Roma Life

That title is a play on where I worked out of when I lived in Rome – it was called Romalife. But, the Roma I am thinking of today are the nomadic people whom Europeans, and tourists, in a word, hate.

I’m so serious this week on my blog, aren’t I?

Anyway, I saw this CNN report about Italy’s desire to count and fingerprint all the Roma living within its borders – even the children. I find this to be a gross violation of civil rights – especially after Italy, seeking to calm down human rights watchers, came out saying that ALL Italians will be fingerprinted starting in 2010.

Cal and I discussed the Roma after having watched the video, and I can’t recall a more uncomfortable conversation. At one point I said that we must sound similar to ignorant white Americans talking about Africans. It’s maddeningly hard to wrap my head around the Roma; they refuse to assimilate and they have no one who properly represents them in the public eye. I don’t mean Roma who’ve “made it” – I mean someone who can stand up and loudly defend their existence, other than non-Roma human rights workers. So, they remain a mystery to me and, I think it’s safe to say, to Italians as well.
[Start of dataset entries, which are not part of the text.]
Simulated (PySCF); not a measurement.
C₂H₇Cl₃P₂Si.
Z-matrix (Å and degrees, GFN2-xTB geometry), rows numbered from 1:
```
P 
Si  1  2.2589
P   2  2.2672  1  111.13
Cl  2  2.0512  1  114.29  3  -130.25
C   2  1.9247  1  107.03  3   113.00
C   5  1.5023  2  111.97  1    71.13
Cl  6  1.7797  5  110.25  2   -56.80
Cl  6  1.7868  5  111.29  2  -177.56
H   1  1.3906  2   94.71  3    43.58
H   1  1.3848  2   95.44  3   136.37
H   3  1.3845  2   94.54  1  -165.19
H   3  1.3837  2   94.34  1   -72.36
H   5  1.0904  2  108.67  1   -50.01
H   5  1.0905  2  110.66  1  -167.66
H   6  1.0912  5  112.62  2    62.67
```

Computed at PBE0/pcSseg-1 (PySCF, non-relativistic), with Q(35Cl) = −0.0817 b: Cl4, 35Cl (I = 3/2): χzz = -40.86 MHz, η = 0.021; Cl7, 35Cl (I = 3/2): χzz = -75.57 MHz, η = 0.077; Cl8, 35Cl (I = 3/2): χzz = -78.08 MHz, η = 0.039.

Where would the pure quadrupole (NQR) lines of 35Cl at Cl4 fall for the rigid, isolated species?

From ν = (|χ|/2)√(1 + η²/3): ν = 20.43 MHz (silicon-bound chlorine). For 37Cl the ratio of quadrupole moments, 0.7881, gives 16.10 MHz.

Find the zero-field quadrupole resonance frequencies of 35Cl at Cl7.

And, as we all know, the unknown breeds prejudice.

The conflict inside me while watching the video was this:

  1. My heart goes out to a misunderstood, misaligned culture that has served as a scapegoat for every social ill that has befallen Italy. They are an all too convenient target for those in power who choose to ignore the reality of their own failings. A part of me wants to find out more about the enigmatic Roma; I’d like to learn their history and their reasons for consciously rejecting modern conveniences and societal norms. It seems to me that it takes much more effort to live they way they do than if they, say, had electricity and plumbing.
  2. “They treat us like animals,” one woman says in the interview. Guess what? “They” are not that smart. So, when They see you CHOOSING to live among trash and open sewage, seemingly without any regard for basic hygiene or the safety and welfare of your many children, then that’s how They’re going to treat you, because that’s how feral animals live. Get it together. You can choose to live like your ancestors, but it’s not like you don’t know how the world works. You’re in the middle of Rome, for chrissakes.

The one thing I have realized as a result of this post is that it is pretty much impossible to discuss the Roma without sounding like a complete asshole. I’ve written and rewritten it a thousand times, and everything I want to say simply sounds like everything ignorant people have said about every foreign race and culture since the beginning of time. That’s frightening to me, but it also interests me.

I just don’t understand why they choose to live the way they do.

6 thoughts on “Roma Life

  1. Thanks! That was a great read. But, unfortunately, it mirrors so many other articles out there in its generality (although the Economist is light years ahead of journalism these days). I’m talking about more individual reasons – an in-depth look at specific Romas’ lives and their reasons for living them as they do. Like the lady in that video on CNN – I want to ask her about a hundred more questions, you know?

  2. That’s generally why I stay away from tv news – I yell enough at the screen as it is. Oppressed minorities often deliberately develop “antisocial” behaviours: Black youth in the U.S. dressing and talking like gang members, to take one example, and being derided as Uncle Toms if they attempt to escape that cycle.
    Being loathed and feared is to have a kind of power, so it’s no wonder some Roma embrace it, especially when the alternative is to become one of the “them” that has historically mistreated you and your kind.
    That said, I too have absorbed many of the European prejudices against Roma, so my pop-anthropology is theoretical at best. Kudos to you for grappling with it.

  3. I find them intriguing as well, and confusing and anachronistic and mysterious. The only thing about them I’ve ever read that makes sense to me is that part of their problem with assimilation is when one of them chooses to become part of modern culture, they are outcast from the other Romas, and yet they will always be outsiders to the people they are trying to integrate with. They end up as loners.

    I know that concept is overly simplistic and naive, but at the same time it makes some sense to me.

  4. You are right, they are a funny bunch these Roma. They don’t do themselves any favours either. There odd insistence on living in squalor does nothing for their image either.

    These curious people could do wonders for their public image by just cleaning up a little, OK, a lot.

    I’d love to be able to figure out the mindset of the Roma. Has anyone actually asked them why they love living in the midst of rubbish piles.

    Wicked suggestion – Maybe the Rome Roma would be happier down in Naples;-)

    All the best,

    Alex

  5. I see a Roma girl in my area always begging for money. She is very young should be in school. One day I asked her “where is your mom?” She pointed to the left somewhere.

    I gave her money once. Not doing it again. I saw her and her mom the other day. Her mom is healthy. I so wanted to go up to her and ask her why she allows her young, very pretty daughter to do this. Maybe Italy has less of a pedophile problem than the U.S. but come on. It can’t be good for this girl to be begging people sitting out side in Campo de fiori for money.

    My heart really goes out to the Roma kids. they didn’t ask for this. If the adults want to live this way fine but the kids should be allow to go to school.